Prices: The dollar settled above the JPY160 threshold for the second consecutive week. The greenback appreciated in the previous four weeks. In the three weeks before the late April intervention, the dollar had fallen. It reached almost JPY160.60 last week, its best level since poking above JPY160.70 briefly at the end of April. The momentum indicators are turning lower. A break of last Thursday's low (~JPY159.60), which also is around where the 20-day moving average is found, may be the first indication a top may be forming.
UK
Drivers: The 100-day correlation of changes in sterling and the euro (~0.88) is slightly higher than the correlation between the Swiss franc and euro (0.86). Changes in sterling are inversely correlated (30 sessions) with changes in the US two-year yield by the most in more than a decade (~-0.75). Sterling also is inversely correlated with changes in the UK two-year yield (-0.52, the lower end of a four-year range.

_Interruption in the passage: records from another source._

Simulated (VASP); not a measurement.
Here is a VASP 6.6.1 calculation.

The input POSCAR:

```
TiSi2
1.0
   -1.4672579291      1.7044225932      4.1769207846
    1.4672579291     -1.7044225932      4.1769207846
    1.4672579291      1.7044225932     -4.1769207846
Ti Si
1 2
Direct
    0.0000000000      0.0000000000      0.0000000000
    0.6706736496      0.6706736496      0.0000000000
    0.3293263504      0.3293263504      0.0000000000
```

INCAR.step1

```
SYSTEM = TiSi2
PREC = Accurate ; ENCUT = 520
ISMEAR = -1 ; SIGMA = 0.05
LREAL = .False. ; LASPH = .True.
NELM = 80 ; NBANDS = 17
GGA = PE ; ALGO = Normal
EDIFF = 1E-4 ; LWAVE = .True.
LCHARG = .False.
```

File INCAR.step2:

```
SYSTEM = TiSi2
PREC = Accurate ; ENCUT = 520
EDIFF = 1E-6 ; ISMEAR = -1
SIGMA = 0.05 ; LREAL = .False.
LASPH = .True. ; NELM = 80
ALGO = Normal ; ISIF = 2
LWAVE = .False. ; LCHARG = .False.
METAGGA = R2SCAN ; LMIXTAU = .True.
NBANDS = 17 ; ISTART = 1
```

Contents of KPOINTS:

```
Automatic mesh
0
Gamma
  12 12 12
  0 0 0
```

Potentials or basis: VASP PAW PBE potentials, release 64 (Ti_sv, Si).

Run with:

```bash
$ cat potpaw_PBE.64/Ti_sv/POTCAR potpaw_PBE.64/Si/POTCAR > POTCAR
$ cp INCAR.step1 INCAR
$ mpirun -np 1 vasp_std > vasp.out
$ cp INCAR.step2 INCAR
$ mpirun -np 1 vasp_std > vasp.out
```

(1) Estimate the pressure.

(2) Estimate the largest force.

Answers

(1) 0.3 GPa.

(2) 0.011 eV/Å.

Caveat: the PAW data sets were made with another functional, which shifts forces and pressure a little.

Data: Ahead of the conclusion of the Bank of England meeting on June 18, the UK reports May CPI and April/May labor market update. In the first four months of the year, UK's CPI has risen at an annualized rate of almost 4%. The UK's 10-year breakeven (the difference between the inflation protected security yield and the conventional yield) has risen from a little below 2.95% at the end of last year to nearly 3.65% in mid-May and now is near 3.28%. The UK's unemployment rate has risen from 4.4% at the beginning of last year to 5.2% in December 2025 and January 2026 before pulling back to 4.9% in February and was 5% in March. Private sector earnings growth (three-month average, year-over-year) has slowed to 3% in March 2026 from around 6% at the start of 2025. The swaps market recognizes there is little chance of a change in policy from the BOE now. The swaps market has about 9 bp of tightening discounted for next month's meeting or about 36% of a 25 bp hike. A hike is fully discounted at the November BOE meeting and about 12.5 bp of another hike in December is priced in before the end of the year. Meanwhile, all eyes will be on the Makerfield byelection on June 18, where a victory for Manchester Mayor Burnham will give him standing to challenge Prime Minister Starmer. Defense Secretary Healey resigned last week in a dispute over military spending. An ally of Starmer's, Healey's resignation is another blow to the prime minister.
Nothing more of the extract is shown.